Dlang D C Python NLP Stemming

PorterStemmer.d: Working on my Bench (C, Python, D)

by Ross Harrison

Feb 27, 2016

In my previous post I compared my D implementation of the PorterStemmer to the Python NLTK version. The results were ok, the D stemmer ran almost twice as fast.

However, John Colvin was disatified by the performance of my implementation. With his changes He was able to reduce the runtime to an astounding 0.04s per cycle, down from 0.6s. Quite, the speedup. I was excited to try it out against the C implementation provided by Martin Porter himself.

D implementation changes

This was quite impressive, considering the changes were relatively simple. The three major changes were adjustments to iterations, changes in the character replacement, and using static tuples for the adjustment pairs.

Loop Changes

The loop adjustments involved moving from for to foreach, even for indexed loop, ex:

foreach (i; 1 .. len)
  ...

This didn’t just improve the runtime, it is also more idiomatic for D, and is less prone to error than a traditional for.

Removing Suffixes

Previously I was removing suffixes by adjusting the length of the string s.length--. Using slices of the source string proved to be a significant improvement s = s[0 .. $-1].

Substring replacement

John’s final improvement was to use slice indices to directly replace the characters instead of using unicode compatible methods. i was originally replacing substrings like this replaceInPlace(s, s.length - 1, s.length, "i");. John simply used slices s[$-1] = 'i';. I was initially concerned about breaking compatibility with the text set I like to work with. Below I go over those concerns.

#Python updates

I also spend a small amount of time (like 5 minutes) speeding up the python benchmark. By adjusting the benchmark script to use list comprehension (instead of appending to an array, I was able to reduced runtime from 0.7 to about 0.5 seconds per iteration. This is still over 10x slower than the updated D implementation.

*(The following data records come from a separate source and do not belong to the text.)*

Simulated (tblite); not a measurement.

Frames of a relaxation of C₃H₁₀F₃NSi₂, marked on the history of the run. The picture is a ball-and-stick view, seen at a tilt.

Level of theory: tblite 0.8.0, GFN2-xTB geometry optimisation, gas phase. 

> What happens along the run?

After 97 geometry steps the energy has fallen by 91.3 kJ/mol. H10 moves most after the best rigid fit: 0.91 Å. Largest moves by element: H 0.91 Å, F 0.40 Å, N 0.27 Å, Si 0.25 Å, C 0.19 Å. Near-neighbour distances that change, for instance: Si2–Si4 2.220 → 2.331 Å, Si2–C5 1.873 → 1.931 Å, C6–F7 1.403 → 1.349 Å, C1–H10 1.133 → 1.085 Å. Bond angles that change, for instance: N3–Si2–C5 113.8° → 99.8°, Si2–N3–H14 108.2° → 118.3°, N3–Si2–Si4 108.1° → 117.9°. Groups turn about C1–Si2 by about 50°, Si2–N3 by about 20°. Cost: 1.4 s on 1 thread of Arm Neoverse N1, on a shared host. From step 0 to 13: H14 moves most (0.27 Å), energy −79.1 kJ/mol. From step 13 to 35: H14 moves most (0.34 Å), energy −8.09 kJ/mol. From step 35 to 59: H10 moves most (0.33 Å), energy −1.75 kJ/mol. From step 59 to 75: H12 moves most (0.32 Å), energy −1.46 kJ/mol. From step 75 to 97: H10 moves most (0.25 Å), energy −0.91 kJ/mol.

Comparison with C implementation

Initially I wanted to test against the Snowball generated implementation. However, it turned out to be a massive pain to get working. So I opted to go with the version manually coded by Dr. Porter.

The C implementation is doing a bit more work than the Python or D language benchmarks. The stemfile function is reading the file for strings, as well as stemming each string. Originally it was also printing to stdout. In order to make them more similar, I ended up removing output from the D and Python implementations to make the benchmarks more similar. This had a dramatic effect on the C, but not the D or Python benchmarks (likely because they were using a more efficient output method).

The C implementation is indeed fast. It completes each cycle in around 0.015s, 2x faster than the D implementation. This isn’t too surprising.

Still unicode compatible?

Initially, I thought that I needed to use handle unicode compatibility for a historical text set that I like to work with. This text contains mostly English characters. But also some extra Latin, Germanic, French, Greek, and other characters from western and southern European languages. However, when I began to test this assumption against the C and D implementations, I was surprised. Both implementations handled a wide variety of characters that I assumed would crash. The below example passed in both implementations

"⚷☧Œstraße" -> "⚷☧Œstraß")

This, despite using direct access to the string indices. The only conclusion I can come up with is that I don’t really understand what unicode is…..

Conclusion

With a couple of changes the D implementation was able to run in one tenth the time. Bringing it from the realm of Python performance closer to the C implementation.

My misgivings of John’s changes proved to be unfounded. It turns out I don’t understand character sets as well as I thought, but the D implementation still handle the character set I need it too work with, and that’s All I really care about.